Hello my names joey, i think I’m above average.

I only like music that’s been shoved down my throat, so far down that it turns my insides black with repetitive dry heaving brought on by lackluster hope, but i believe I’m right. I’ll take that to the grave, no matter how much you question the evidence that gets displayed.

As we all know times change i guess you deserve a story to why my musical taste is wrapped in nothing but self hung glory, I’ll start from the middle because speaking out loud does more then destroy me, plus the real me is a little on the shy side, i like to hide behind sharp rocks and only let it out on low tide, as we all know our talk is cheap with whats really happening with cloned skills herding the sheep wildly into wolfs clothing.

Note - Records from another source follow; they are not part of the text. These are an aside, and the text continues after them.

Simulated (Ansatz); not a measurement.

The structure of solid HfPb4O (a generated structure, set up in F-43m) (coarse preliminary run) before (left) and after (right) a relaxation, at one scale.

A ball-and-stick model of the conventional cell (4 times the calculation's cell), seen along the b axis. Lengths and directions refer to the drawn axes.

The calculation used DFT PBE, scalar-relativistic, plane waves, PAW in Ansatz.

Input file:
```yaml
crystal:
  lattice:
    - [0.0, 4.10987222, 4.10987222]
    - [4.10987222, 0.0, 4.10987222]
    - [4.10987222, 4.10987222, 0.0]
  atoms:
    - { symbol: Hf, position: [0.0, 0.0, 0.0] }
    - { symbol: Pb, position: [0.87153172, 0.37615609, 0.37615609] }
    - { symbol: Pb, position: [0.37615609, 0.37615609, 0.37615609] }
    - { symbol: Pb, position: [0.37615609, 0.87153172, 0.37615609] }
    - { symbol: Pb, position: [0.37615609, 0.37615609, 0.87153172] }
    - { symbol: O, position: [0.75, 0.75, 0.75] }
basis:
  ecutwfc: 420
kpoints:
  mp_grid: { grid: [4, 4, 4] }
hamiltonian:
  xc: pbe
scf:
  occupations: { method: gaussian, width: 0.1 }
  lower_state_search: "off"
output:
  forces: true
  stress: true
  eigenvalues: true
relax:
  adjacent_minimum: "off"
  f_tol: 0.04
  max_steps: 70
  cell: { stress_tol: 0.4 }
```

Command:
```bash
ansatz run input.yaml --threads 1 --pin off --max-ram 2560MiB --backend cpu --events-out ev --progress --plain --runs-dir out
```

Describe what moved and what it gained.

Task one and the only part of the mission, find a girl who likes me for me, i can’t wait to get my wish, because there a dime a dozen and women, will never understand me so I’ll just play they game what god intended it to be. Cutting holes in paper faces, wishing for the day when they can be replaced with children,insects and dry- heaving.

The clocks ticking, and it says’s its almost, so I’ll put on my favorite drain pipes and hope my conscious doesn’t leak, I’m gushing for loving. my loins are aching with the same unique Achilles heel, my minds axis can’t be straight when i find the one, i can’t ignore it. The damns burst with lust and carnage, she’s gotta be a nothing with clipped wings and missing her jugular no voice to sing.

I’m going leave my nest tonight, looking for my bird, bodys pulsing to the dirty rhythm of my names sake, they wear mascara so thick its absurd, but girls don’t and that’s all what matters, we never speak to each other but are always heard, eye liners so dark it blurs my vision, clouded , so i get attracted to bright lights as i lean in and kiss them, all the while never really listen to what they have to say but i get the feeling they feel the same about it anyway.

Like normal, i couldn’t find my silent queen, she was to busy looking for acceptance  in all the wrong places  only the drones what inhabit all sticky dark places, enticed the the low rumble of melodic bass and jagged groans, there faces all match, the conversations the same, as we get home, all frantic in cased in sweat, the bubble over her head only serves to increase the pain, of emptiness, defeat of my self worth, pity in my shame, what i tuck down inside of me and stick to the game, waiting for a new day.

My life used to be good before i started to think and when i grow up I’m gonna be something I’m not. At least, that’s what my friends say, and mummy knows best, so don’t jinx me as i roll through life and place my bets, life’s a high stake game even tough i would never dream to gamble it

So as play the 5 stringed friendship board in drop dead, a romancer of dirt if you will and in a vain effort to get people to like me, I’ll get a job working the post offices like Mr Charles Bukowski, because i know somethings not right in this world, i want to share it, show to the whole world i want to let the masses know of this bug infested planet, at the same time I’m never going to quit playing the game, never skipping the beat of the female frame

Please, I’ll spare you the thousand apologies and the million sorrys, i feel bad enough for myself living the walking lie while i know it

If you have a beast with you, you can never get in trouble

•December 10, 2007 • Leave a Comment

Its a matter of fact that its takes two to tango for the human ego, so let me show it to you from a different angle.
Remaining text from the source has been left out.